An on-orbit demonstration of asteroid deflection is a key test that NASA and other agencies wish to perform before any actual need is present. The DART mission is NASA's demonstration of kinetic impactor technology, impacting an asteroid to adjust its speed and path. DART will be the first-ever space mission to demonstrate asteroid deflection by kinetic impactor.
Launch Window: opens July 22, 2021
DART Impact: September 30, 2022
Illustration of how DART's impact will alter the orbit of Didymos B about Didymos A. Telescopes on Earth will be able to measure the change in the orbit of Didymos B to evaluate the effectiveness of the DART impact.
DART's target is the binary asteroid system Didymos, which means "twin" in Greek (and explains the word "double" in the mission's name). Didymos is the ideal candidate for humankind's first planetary defense experiment, although it is not on a path to collide with Earth and therefore poses no actual threat to the planet. The Didymos system is composed of two asteroids: the larger asteroid Didymos A (diameter: 780 meters, 0.48 miles), and the smaller moonlet asteroid, Didymos B (diameter: 160 meters, 525 feet), which orbits the larger asteroid. The DART spacecraft will impact Didymos B nearly head-on, shortening the time it takes the small asteroid moonlet to orbit Didymos A by several minutes.
Didymos is an eclipsing binary asteroid as viewed from Earth, meaning that Didymos B passes in front of and behind Didymos A as it orbits about the larger asteroid as seen from Earth. Consequently, Earth-based telescopes can measure the regular variation in brightness of the combined Didymos system to determine the orbit of Didymos B. After the impact, this same technique will reveal the change in the orbit of Didymos B by comparison to measurements prior to impact. The timing of the DART impact in fall 2022 is chosen to minimize the distance between Earth and Didymos to enable the highest quality telescopic observations. Didymos will still be roughly 11 million kilometers (6.8 million miles) from Earth at the time of the DART impact, but telescopes across the world will be able to contribute to the global international observing campaign to determine the effect of DART's impact.
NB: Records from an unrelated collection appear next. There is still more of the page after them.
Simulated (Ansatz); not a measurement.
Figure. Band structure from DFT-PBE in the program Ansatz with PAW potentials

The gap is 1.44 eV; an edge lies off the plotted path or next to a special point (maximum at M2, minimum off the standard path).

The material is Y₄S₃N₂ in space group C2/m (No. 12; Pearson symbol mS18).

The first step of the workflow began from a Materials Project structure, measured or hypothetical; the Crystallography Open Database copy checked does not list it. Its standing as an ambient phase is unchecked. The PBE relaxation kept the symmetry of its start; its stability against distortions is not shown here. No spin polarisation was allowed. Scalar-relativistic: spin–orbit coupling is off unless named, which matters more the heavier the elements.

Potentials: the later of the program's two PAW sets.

The DART demonstration has been carefully designed. The impulse of energy that DART delivers to the Didymos binary asteroid system is low and cannot disrupt the asteroid, and Didymos's orbit does not intersect Earth's at any point in current predictions. Furthermore, the change in Didymos B's orbit is designed to bring its orbit closer to Didymos A. The DART mission is a demonstration of capability to respond to a potential asteroid impact threat, should one ever be discovered.
The Lowell Discovery Telescope at Lowell Observatory in Arizona, one of the telescopes across the globe that will be used to evaluate the result of the DART impact. (Credit: Lowell Observatory)
The DART mission is being developed and led for NASA by the Johns Hopkins University Applied Physics Laboratory. NASA's Planetary Defense Coordination Office is the lead for planetary defense activities and is sponsoring the DART mission. Current U.S. partner institutions on DART include NASA Goddard Space Flight Center, NASA Johnson Space Center, NASA Langley Research Center, NASA Glenn Research Center, NASA Marshall Space Flight Center, NASA Kennedy Space Center, NASA's Launch Services Program, Jet Propulsion Laboratory, SpaceX, Aerojet Rocketdyne, Lawrence Livermore National Laboratory, Auburn University, University of Colorado, Lowell Observatory, University of Maryland, New Mexico Tech with Magdalena Ridge Observatory, Northern Arizona University, and Planetary Science Institute.
LICIACube, DART's companion cubesat, is contributed by Agenzia Spaziale Italiana (ASI) and built by Argotec. LICIACube will be deployed from the DART spacecraft roughly five days prior to DART's impact to capture images of the event and its effects. LICIACube Italian partner institutions include Istituto Nazionale di Astrofisica (INAF) research facilities of Osservatorio Astronomico di Roma, Instituto di Astrofisica e Planetologia Spaziali, Astronomical Observatory of Trieste, Osservatorio Astronomico di Padova, and Arcetri Astrophysical Observatory, and also L'Istituto di Fisica Applicata "Nello Carrara" (IFAC), Politecnico di Milano, and Universita di Bologna.
Illustration of ESA's Hera spacecraft and its two companion cubesats investigating Didymos B and the crater produced by DART's impact. (Credit: ESA)
The Hera mission, a program in the European Space Agency's (ESA) space safety and security activities, is planned to launch in 2024 and rendezvous with the Didymos system in 2026, roughly four years after DART's impact. During Hera's mission, the main spacecraft and its two companion cubesats will conduct detailed surveys of both asteroids, with particular focuses on the crater left by DART's collision and a precise determination of the mass of Didymos B. Hera's detailed post-impact investigations will substantially enhance the planetary defense knowledge gained from DART's asteroid deflection test.
The two missions, DART and Hera, are being designed and operated independently, but their combination will boost the overall knowledge return to a significant degree. NASA's DART mission is fully committed to international cooperation, and ESA's Hera team members are welcomed as full members of the DART team, to contribute to DART's planetary defense investigations and to fully inform Hera's mission.
Both DART and Hera team members are part of the largely international collaboration known as AIDA—Asteroid Impact and Deflection Assessment. AIDA is the international collaboration among planetary defense and asteroid science researchers that will combine the data obtained from NASA's DART mission, which includes ASI's LICIACube, and ESA's Hera mission to produce the most accurate knowledge possible from the first demonstration of an asteroid deflection technology. AIDA is the combined effort of the DART, LICIACube, and Hera teams, along with other researchers worldwide, to extract the best possible information for planetary defense and Solar System science from these groundbreaking space missions. The AIDA collaboration exemplifies the acknowledgment that planetary defense is an international effort and that scientists and engineers around the world seek to solve problems related to planetary defense through international collaborations.